Growing up with a father who was a serial entrepreneur, Ethan Senturia always knew he would pursue a career in business. He graduated from the prestigious Wharton School of Business and became a credit analyst at Lehman Brothers. However, he was miserable working on Wall Street and quit his job in less than a year. Not long after, he cofounded Dealstruck, an online business-lending platform that lasted three and a half years before falling apart. In his book, Unwound: Real-Time Reflections From a Stumbling Entrepreneur, which he self-published in December, Senturia chronicles the rise of the company and its fall, a failure due in part to what he calls internal missteps as well as the external influences of a tricky market. Part memoir and part guide, Unwound is not just Senturia’s own story—the challenges he faced in starting his own company, and what it looked like to watch that company go bust—but it’s also an effort to help prepare other entrepreneurs striking out on their own, to pass along the wisdom he wished he had known when he was first starting out. Senturia has sold more than seven hundred and fifty copies of the book and has been featured on the local NPR affiliate in San Diego, where he lives, as well as in print publications such as the San Diego Jewish Journal and the San Diego Business Journal. I spoke with Senturia about his path to publication and why he chose to self-publish. For some perspective on publicity and marketing, I talked to Tim Burgard, a senior editor at HarperCollins Leadership, an imprint that specializes in business books, and publicist Annie Jennings, founder of Annie Jennings PR.
The Author’s Approach
I’ve always been awed by people who have the discipline, creativity, and clarity of thought to put their words on paper and tell a story, whether real or imaginary. But I believe that entrepreneurship is also an art because, well, you’re creating something. All creative types have a vision that they try to bring to life. Unwound is a story that I had to tell: The experience with Dealstruck was ultimately disappointing financially—for investors, employees, and me—but even before the wind-down of the company, I had committed in my mind to write a book. Colleagues and I often laughed about some of the difficult and downright bizarre things that we were going through and said that someday these stories would make a good book. We laid off staff in November 2016, and I started writing less than two weeks later. I needed to get the story out for myself. I had to explore why the business ended so badly and understand what I—and other entrepreneurs—could learn from the company’s failure.
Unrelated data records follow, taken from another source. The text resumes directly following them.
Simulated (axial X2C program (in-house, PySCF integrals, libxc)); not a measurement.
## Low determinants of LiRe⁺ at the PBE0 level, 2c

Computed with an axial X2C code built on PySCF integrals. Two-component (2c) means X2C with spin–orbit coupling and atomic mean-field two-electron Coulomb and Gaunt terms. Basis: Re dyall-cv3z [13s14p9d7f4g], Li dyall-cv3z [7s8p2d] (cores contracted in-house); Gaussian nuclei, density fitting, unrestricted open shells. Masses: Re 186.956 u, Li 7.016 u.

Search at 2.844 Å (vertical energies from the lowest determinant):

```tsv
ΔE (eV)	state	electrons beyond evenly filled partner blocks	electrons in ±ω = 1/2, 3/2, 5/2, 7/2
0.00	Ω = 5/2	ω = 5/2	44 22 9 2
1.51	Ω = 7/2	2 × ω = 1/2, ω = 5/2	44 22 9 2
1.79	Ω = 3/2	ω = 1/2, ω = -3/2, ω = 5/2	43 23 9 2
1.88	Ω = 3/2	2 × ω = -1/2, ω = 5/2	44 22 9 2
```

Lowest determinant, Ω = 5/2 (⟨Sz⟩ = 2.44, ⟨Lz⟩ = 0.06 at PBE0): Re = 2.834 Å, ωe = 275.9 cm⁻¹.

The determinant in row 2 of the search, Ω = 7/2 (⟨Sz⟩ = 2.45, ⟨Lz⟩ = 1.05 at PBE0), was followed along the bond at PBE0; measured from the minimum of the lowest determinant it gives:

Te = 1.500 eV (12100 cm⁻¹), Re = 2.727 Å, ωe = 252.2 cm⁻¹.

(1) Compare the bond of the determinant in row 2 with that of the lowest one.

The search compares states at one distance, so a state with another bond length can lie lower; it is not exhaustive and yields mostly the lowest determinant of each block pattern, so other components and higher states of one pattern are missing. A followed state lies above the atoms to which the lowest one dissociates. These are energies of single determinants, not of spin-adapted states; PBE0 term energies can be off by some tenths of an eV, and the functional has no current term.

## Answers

Initially, for about four months while I was still wrapping up the company’s closure, I wrote only on weekends. When my corporate responsibilities ended, I worked on the book full-time for about two more months. I didn’t follow an outline, but I had five years of communications and e-mail, and I started from there. After I completed and reread the first draft, I knew it was time to enlist some professionals to turn the draft into something more coherent.
I was very fortunate that my father had written a book a few years earlier, so he put me in touch with a publishing consultant who helped find me the right developmental editor and designer. Without the consultant’s help, I’m not sure I would have gotten everything done. The editor came back with comments, and I spent about two months doing a heavy rewrite to flesh out details and rework the structure. There was another round of editing, which was mostly copyediting at that point, and then I hired a proofreader.
Once I understood the various publishing options, I decided to self-publish for two key reasons: First, as an entrepreneur I had spent a significant amount of time raising money. That process seemed similar to pitching a book to publishers, and I just didn’t want to do that dog-and-pony show again. I knew I was a no-name author writing about failure. I didn’t want to get rejected. Second, it could take as long as two years before a publisher would release the book, and I thought my story would be stale by then. I hope that I’ll be running another company soon, so the book wouldn’t mean much to me if I had to wait that long.
I spent between $5,000 and $7,000 on editorial, design, and production. I printed a thousand paperback copies and a small number of hardcovers for family and friends, then printed another five hundred copies after Amazon placed a large order. I’m not a self-promoter by nature, but I decided to put a small budget into publicity efforts. I hired Tricia van Dockum-Hedman at Ollie Media in San Diego and spent $2,500 for a three-month campaign that focused on radio and print. Without the efforts of a publicist, the book is likely to get lost. But even with help, publicity can be difficult. You have to toot your own horn, and that can be uncomfortable. Some authors may fear failure. What if you publicize the book and no one buys it? For me, what proved most challenging about promotion was staying in the headspace of my company’s failure. I had poured so much into building my business, and I had found a certain amount of closure. I want to share my story, but it’s hard to stay fervent about beating the drum when you’re trying to move on.
In the end I tried to write an accessible story that would be compelling to both readers who had no interest in lending or business and people who work in finance or banking. I tried to share my insights without getting on a soapbox or preaching too many lessons. I wanted to make sure I was taking personal accountability as I recounted what happened, as honestly and authentically as I could. There were some accounts that were unflattering to me and others, but I chose to include them because they were part of the story. Most people involved knew I was planning to write a book, and while I was concerned about offending some of them, I was most concerned about sticking to my truth. Ultimately I tried to approach the book with humor and humility, and turn failure into something useful. My mom and her friends, who aren’t interested in business, found it amusing, and I hope entrepreneurs will be both entertained and enlightened.
My advice to other authors thinking of self-publishing:
• Start with an outline. I probably wasted days staring at the computer not writing anything. An outline would have helped me organize my thoughts.
• Share your writing with more people. Other than my wife, I didn’t let anyone read the book until the second draft. I thought I didn’t want other people’s opinions, but having some feedback earlier would have been useful.
• Try to write every day, even for a half hour. When I was writing only on weekends, it was hard to keep my train of thought. It took a few hours of sitting to get back into the writing, and that was very frustrating.